For training to be successful, tailor it to the employee’s unique role within the organization. Talking to an accounting person about firewall rules makes as much sense as talking to a network engineer about payroll diversion scams. If people can’t see how the information relates to their role, they perceive you’re wasting their time.
Training also needs to be relevant to employees’ personal lives. There’s a growing overlap between “personal” and “business,” so helping people avoid cyber attacks outside of work makes the training more pertinent for them. If an employee’s phone is compromised, it could impact both personal and company information.
Train Continually
Cybersecurity training needs to go beyond a one-and-done lesson. The threat landscape is constantly changing, and your employees need practice to keep their skills sharp. How important is continuous training? Seventy-six percent of employees polled are more likely to stay with their companies when they have it. Employees invest in companies that invest in them.
Keep it fresh and exciting by developing game-like achievements. As employees return for additional training, the achievements create a sense of progression rather than repetition. Pull in experts and consider hosting a webinar with a cybersecurity professional, allowing employees to learn from yet another perspective and to ask questions live.
Use all the tools at your disposal to help employees remain alert, and up to date. Foster continuous awareness – send updates via Slack or email to keep your employees’ minds sharp on ongoing and evolving cybersecurity risks. And when possible, give employees concrete examples. You’ve had four fraudulent attempts to change payroll information this month? Tell your employees. It makes it real.

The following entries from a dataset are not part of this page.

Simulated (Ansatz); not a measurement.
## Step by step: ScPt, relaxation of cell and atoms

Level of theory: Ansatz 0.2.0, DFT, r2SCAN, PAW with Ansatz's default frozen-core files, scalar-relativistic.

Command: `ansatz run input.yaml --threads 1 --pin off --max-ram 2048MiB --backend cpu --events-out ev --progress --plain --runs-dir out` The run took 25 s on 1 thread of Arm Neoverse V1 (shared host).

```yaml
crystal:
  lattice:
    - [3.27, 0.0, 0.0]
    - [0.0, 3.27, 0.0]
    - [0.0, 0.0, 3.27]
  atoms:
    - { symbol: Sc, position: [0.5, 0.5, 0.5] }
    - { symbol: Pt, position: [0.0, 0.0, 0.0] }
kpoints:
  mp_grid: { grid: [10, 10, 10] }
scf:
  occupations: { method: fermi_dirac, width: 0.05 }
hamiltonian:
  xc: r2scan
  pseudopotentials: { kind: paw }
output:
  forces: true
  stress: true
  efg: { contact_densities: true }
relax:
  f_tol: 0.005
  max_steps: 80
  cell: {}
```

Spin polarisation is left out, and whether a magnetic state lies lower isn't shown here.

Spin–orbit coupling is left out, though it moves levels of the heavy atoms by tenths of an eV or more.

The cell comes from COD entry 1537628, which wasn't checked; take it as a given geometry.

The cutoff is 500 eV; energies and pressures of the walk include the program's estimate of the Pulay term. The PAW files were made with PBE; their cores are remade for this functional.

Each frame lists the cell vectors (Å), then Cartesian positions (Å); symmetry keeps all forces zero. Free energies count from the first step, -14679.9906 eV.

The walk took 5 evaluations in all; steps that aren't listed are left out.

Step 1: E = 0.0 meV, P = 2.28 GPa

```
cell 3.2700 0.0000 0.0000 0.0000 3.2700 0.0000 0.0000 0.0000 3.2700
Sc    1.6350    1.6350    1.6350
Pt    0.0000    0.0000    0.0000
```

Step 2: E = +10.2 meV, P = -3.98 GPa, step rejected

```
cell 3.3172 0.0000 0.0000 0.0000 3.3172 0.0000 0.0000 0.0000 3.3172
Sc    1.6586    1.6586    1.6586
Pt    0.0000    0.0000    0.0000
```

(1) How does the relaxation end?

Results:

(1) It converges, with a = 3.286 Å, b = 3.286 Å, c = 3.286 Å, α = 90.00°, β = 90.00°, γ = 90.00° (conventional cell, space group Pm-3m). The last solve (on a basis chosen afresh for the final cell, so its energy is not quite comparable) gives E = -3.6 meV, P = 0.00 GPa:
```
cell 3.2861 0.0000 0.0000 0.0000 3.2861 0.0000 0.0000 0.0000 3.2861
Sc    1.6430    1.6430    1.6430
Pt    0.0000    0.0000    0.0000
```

Virtual reality (VR) can also be a powerful tool for creating an immersive experience. VR might sound like “just” a video game, but it works, even in critical fields like surgical training. You are trying to help your employees think differently, and VR can put them in a hacker’s shoes so they can build security skills in a no-risk environment.
Where Should You Start?
From a hacker’s perspective, personal information is one of the most lucrative targets. Your training should help employees build the following three critical security habits around protecting personal information, starting with the basics of passwords:
- Use good passwords. Hackers exploit the fact that humans are terrible at creating randomness—the key to a secure password. Use the password generation tool in your password manager, or a tool like Diceware to create long, unique passphrases and create stories to make them memorable.
- Use multi-factor authentication (MFA) whenever possible. Hackers love to access accounts with just a username and password. Use hardware keys when possible. Avoid SMS.
- Use a good password manager, but do not store MFA credentials, backup codes, cryptocurrency seed phrases, or other sensitive information in it. Hackers would prefer a single point of failure. Compartmentalize your security.
AI will only become more powerful, along with the cybersecurity threats it brings to the surface. By shifting the typical cybersecurity training narrative, employees can stay one step ahead of hackers, keeping personal and business information safe from their wrath.